Bayshore parking garage security video of collapse
When it comes to maintenance, State Rep. Darrin Madison (D-Madison) said there’s no requirement to inspect parking structures after they’re built unless they're altered or there’s a safety complaint, issuing this statement Feb. 24:
"I am very grateful that no one was hurt in the incident. Safe communities are my top priority and I recognize that this could have been much worse. I am working with stakeholders at the local and state level to find solutions that prevent something like this from happening again.
Parking structures are considered ‘public buildings’ within state statutes 101.01 (12) and are therefore governed by the Commercial Building Code. Current statute requires building inspections when a building is constructed or altered. There is no requirement for public buildings to be inspected after construction unless it is altered or if there has been a complaint about the building’s safety.
While there are additional challenges to inspecting most public buildings after construction is completed, parking structures are more like bridges and dams in the sense that the structural integrity is usually visible and therefore easier to inspect. Under current law bridges (s. 84.17) are required to be inspected by the DOT or local government every 2-4 years depending on circumstances and dams (s. 31.19) have required inspection intervals and responsibility that vary by dam classification. Following this precedent, one solution we are looking into would be to classify parking structures in a new manner that requires inspection periodically after construction."
Bayshore parking garage collapse (Courtesy: North Shore Fire/Rescue | Daniel Tyk)

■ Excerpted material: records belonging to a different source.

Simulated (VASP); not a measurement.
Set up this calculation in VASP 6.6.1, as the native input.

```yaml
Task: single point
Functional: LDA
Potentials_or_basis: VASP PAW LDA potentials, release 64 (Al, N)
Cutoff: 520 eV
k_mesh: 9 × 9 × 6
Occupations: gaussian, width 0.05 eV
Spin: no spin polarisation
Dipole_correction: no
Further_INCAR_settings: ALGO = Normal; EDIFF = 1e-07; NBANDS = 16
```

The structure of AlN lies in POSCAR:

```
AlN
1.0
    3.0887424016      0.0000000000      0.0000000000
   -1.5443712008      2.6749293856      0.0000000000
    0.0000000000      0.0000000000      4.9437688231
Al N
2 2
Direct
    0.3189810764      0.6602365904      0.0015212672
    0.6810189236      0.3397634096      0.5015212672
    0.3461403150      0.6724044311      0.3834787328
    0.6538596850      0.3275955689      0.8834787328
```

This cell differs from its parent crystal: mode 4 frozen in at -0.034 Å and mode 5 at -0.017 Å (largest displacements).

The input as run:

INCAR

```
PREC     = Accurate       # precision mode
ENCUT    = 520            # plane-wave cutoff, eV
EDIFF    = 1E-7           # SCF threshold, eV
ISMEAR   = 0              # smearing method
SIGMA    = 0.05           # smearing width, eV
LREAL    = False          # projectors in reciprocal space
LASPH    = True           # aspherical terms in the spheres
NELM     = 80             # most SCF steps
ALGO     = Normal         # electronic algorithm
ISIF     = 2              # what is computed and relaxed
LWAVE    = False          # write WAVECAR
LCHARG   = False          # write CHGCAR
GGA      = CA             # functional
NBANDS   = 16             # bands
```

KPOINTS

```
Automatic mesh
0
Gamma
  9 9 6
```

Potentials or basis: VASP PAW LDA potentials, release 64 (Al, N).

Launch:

Rep. Madison issued this follow-up statement Thursday:
"At this stage we are focused on working with local and state stakeholders to gather more information on the incident. We are currently looking into legislative options, but cannot provide tangible solutions until an investigation is complete and the problems have been correctly identified."
You may be thinking, should drivers worry about parking in structures like the one at Bayshore?
"No. I don’t think anyone should be afraid of it, but by the same token, I think there may have to – the owners and or the state inspectors may have to take a closer look," said Burbach.
Burbach said it's likely insurance companies are paying attention to this, and they may start to require more inspections of parking structures.